Scott Douglas Jacobsen: Do these titles like “grand master,” essentially, speak to the narcissistic tendencies of Keith Raniere? I reference the short-form of his crimes in a recent interview with mention of other characters.

Matt Bywater: Absolutely they do. Such titles reflect the grandiosity and god-like complex of narcissistic psychopaths like Keith Raniere. These personality types depend on the admiration and obedience of their followers as a sort of supply. In narcissism terminology, this is known as ‘narcissistic supply’.

Jacobsen: Are there any typical outcomes of those who stay in a short time versus those who stay in these cult systems or take part in their programs and then leave?

Bywater: Destructive cults like NXIVM are structured like a pyramid: the closer you get to the center, the more harm and abuse you will suffer.

However, there is risk to cult members even at the periphery of the cult. The entire NXIVM curriculum was designed to break people down and soften them up for abuse to come. I don’t know what has happened to those 17,000 NXIVM participants who came, took courses and left; I’m quite sure there have been no academic studies about ex-NXIVM members en masse.

But no doubt many of these people suffered psychologically in the long-term, perhaps in ways that they are not consciously aware of. There is a phenomenon called ‘cult hopping’ where cult members will either return to their cult or join a new one because they are not aware of what was done to them. We need more academic research and journalistic investigation into what has happened to these people.

Jacobsen: What do the women say in the video where they confronted Raniere? Please share a link if possible.

Bywater: Those women were part of what became known as the NXIVM 9. They confronted Keith Raniere with a list of systemic problems in the NXIVM company, which included the ethical issue of Raniere having sex with students. I am currently working on a YouTube video that will outline who were the NXIVM 9 and what happened to them. Here is the preliminary version: 

At the same time that the NXIVM 9 confronted Raniere, two members of that group spoke alone with Raniere and recorded their discussion with him:

In it, Raniere comments that he has had people killed because of their beliefs. This was no doubt an attempt at intimidation, albeit veiled in that it could be interpreted as ‘my followers have been killed by others because of their allegiance to my dogma’.

Jacobsen: Why did raniere target individuals like the Oxenbergs, the Bronfmans?

Bywater: Destructive cults like NXIVM target wealthy and influential individuals. The Oxenbergs and the Bronfmans were targeted for their wealth and influence, simple as that. The Bronfman sisters Clare and Sara paid millions into NXIVM. Co-founder of NXIVM Nancy Salzman attempted to use their father Edgar Bronfman to recruit other celebrities, see here:

It is the ultimate irony that Raniere stubbornly held on to Catherine Oxenberg’s daughter India. Had he released her, the threat that Catherine posed to NXIVM would have dissipated. The future for NXIVM may have been very different. Catherine Oxenberg and her clout as a member of the royal family were significant in persuading the authorities to take criminal action against NXIVM.

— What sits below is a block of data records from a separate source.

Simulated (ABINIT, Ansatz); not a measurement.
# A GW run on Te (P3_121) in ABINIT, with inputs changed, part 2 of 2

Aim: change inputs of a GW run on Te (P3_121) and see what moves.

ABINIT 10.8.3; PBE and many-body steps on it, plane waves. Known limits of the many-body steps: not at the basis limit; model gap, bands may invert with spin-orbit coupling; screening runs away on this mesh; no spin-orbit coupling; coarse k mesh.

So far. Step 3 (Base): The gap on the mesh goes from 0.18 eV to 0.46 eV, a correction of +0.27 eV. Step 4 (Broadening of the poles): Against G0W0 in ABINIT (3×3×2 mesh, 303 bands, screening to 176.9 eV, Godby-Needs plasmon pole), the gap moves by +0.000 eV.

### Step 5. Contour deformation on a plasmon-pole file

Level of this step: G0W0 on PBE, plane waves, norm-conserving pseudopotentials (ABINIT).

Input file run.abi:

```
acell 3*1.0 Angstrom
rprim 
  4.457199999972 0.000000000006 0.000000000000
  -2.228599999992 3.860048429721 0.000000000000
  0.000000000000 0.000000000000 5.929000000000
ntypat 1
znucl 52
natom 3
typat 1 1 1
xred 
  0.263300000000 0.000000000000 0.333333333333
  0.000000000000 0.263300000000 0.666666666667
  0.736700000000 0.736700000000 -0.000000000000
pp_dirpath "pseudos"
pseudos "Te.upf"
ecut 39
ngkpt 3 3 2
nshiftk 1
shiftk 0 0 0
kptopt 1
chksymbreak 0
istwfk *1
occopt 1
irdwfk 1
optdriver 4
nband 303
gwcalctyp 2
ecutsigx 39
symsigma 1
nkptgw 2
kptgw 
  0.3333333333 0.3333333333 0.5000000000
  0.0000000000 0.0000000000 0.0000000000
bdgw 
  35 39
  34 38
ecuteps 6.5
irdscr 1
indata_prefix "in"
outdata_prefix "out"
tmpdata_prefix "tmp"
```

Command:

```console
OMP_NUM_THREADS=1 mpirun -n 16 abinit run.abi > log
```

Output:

Jacobsen: Do you then think aspects of a Raniere psychosocial dysfunction begins early and then becomes amplified over time as more crimes are accomplished?

Bywater: Certainly if you look at the path Raniere was going down, it was becoming darker and darker. Some people have referred to this as “negative epiphanies” or “maliphanies” where the individual getting away with each successive act of criminality and degrading themselves psychologically in the process. In popular culture, this is best depicted by the character Walter White in the TV show Breaking Bad. But with psychopaths, there’s also an escalation effect: the extreme emotional need that psychopaths have for violent levels of control and abuse is never satiated and only grows stronger over time.

Jacobsen: When he accuses women of using sex to control men, is this another manner in which to state that the psychology of Raniere is, in fact, projected onto victims of his groups, particularly the inner circle of DOS?

Bywater: Generally, this sort of misogyny is commonplace among male psychopaths. I could give anecdotal evidence from the examples of singer R Kelly and cult leader Larry Ray. It appears to originate from an insecure and/or abusive attachment with their mother, which results in the hatred towards women.

Now, with that misogynist worldview established, Raniere certainly attempted to project it on his followers, and he was successful in doing so.

Jacobsen: Why did it take so long for the teflon man to be taken to court for justice, proper?

Bywater:During the trial of Keith Raniere and his associates, judge Nicholas Garaufis specifically criticized the lack of judicial action taken against Raniere. As for why, no doubt there were systematic failings, particularly by the authorities in Albany who could have taken more decisive action in Raniere’s early days.

More broadly, there is a gap in our legal systems that I and many others are working to fix. Our legal systems are based on the notion that humans are rational individuals who act in their self-interest. We know that this is not always the case. So, when the NXIVM defectors (Mark Vicente, Catherine Oxenberg, Sarah Edmonson and others) went to the FBI, they were met with the response that legal action could not be taken against a group that people had consensually joined. What made the case of NXIVM different was how NXIVM was blatantly using blackmail and coercion. Then, finally, prosecutor Moira Penza identified a way to use sex and labor trafficking laws to prosecute NXIVM as a criminal enterprise. This model has been used to prosecute other destructive cults, for example the Larry Ray cult and the United Nation of Islam. This offers great hope for the future, because cults operate in a very similar manner to trafficking rings. Cult expert Steven Hassan has said that a trafficking ring is a commercial mind control cult.

Other necessary changes to the law that will stop the cult abuses include: expanding the doctrine of undue influence to apply beyond the restrictive area of wills and estates, and applying existing coercive control laws beyond romantic and family relationships to entire groups. 

Very recently, an anti-Scientology activist met with a British member of parliament to discuss expanding coercive control laws to cover groups such as Scientology.

Jacobsen: What do the survivors of Raniere’s cult who are no longer unquestioningly loyal to him want others to know about him and their  condition after it, e.g. the lessons?

Bywater: Without asking them directly, I’m sure they would want less attention on  the sensationalist aspects like the sex cult stuff and the focus to be  on the underlying problem of coercive control and psychological abuse that allowed the sexual abuse to occur in the first place.

Jacobsen: How can reporters stray from sensationalism around one truth, the sexual misconduct and such, and stick more to the comprehensive content on coercive control groups?

Bywater: I always emphasize that reporters focus on the underlying pattern of coercive control because it is this which enables the secondary abuses like the sexual abuse. No-one joins a sex cult. No-one knowingly joins a cult, period. There is a scene in The Vow where Mark Vicente eloquently underlines this truth.

Reports must resist more complex analyses of abusive groups from being subsumed by sensationalist news.

Jacobsen: Thank you for the opportunity and your time, Matt.

Bywater: It’s a pleasure, as always.